Big Lots to exit Canada after unprofitable venture
December 20, 2013,
COLUMBUS, Ohio - Big Lots will exit the Canadian market sometime during the first quarter, less than three years after buying Liquidation World, saying its first foray outside of the United States has been unprofitable.
In a statement, the company said the decision was part of a detailed evaluation of its current operations and business prospects that also led to a recent decision to close its wholesale division.
Currently, the company operates 73 stores in Canada under the Liquidation World or LW banners and five stores under the Big Lots banner as well as two distribution centers and an administration office.
"We intend to begin an orderly wind-down process immediately and expect that principal operations will cease during the first quarter of fiscal 2014," the company said in a statement.
Big Lots acquired the struggling Liquidation World in July 2011 with the intention of bringing its brand to Canadian consumers.
"Over the last two years, we have invested in this business and our team in Canada has worked diligently to turn it around. However, we have not been able to gain the necessary traction in the Canadian marketplace that had originally been anticipated and believe that the significant further capital investments and execution risk associated with continuing to pursue a turnaround would not be in the best interests of our company and shareholders," the statement said.
Big Lots reported sales in Canada of $38.3 million for the 13- week period ending Nov. 2, down 1.9% from the $39 million for the comparable period last year. The net loss incurred by the Canadian operation deepened to $5 million or nine cents per share from $4.3 million or seven cents per share last year.
For the 39-week period also ending Nov. 2, Canadian sales were $112.8 million, up 6.1% from $106.3 million for the comparable period. The net loss was $13.3 million or 23 cents per share, compared with $13.7 million or 22 cents per share.
"The strategic decision to exit Canada will enable us to focus our resources on introducing e-commerce and omni-channel capabilities, rolling out coolers and freezers to our chain of stores, launching a furniture financing program, significantly realigning our merchandising organization, and moving swiftly to implement our ‘edit to amplify' merchandising strategy," the company said.
Canadian distribution centers are expected to close during the fourth quarter of the company's 2013 fiscal year while the stores will cease operations during the first quarter of fiscal 2014.

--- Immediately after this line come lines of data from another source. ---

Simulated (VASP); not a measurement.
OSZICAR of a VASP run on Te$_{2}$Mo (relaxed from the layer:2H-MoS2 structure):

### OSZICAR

Big Lots also said it anticipates a loss from the Canadian operations in the range of $38 million to $43 million, or 65 to 75 cents per share, including charges of $32 million to $34 million related to severance, lease liabilities and asset impairment.
For the full year of fiscal 2013, the loss is anticipated to be in the range of $52 million to $57 million, or 90 to 98 cents per share.
It said it will begin reporting its Canadian business as discontinued in the first quarter of fiscal 2014, with an anticipated loss in the range of $44 million to $47 million, or 75 to 80 cents per share.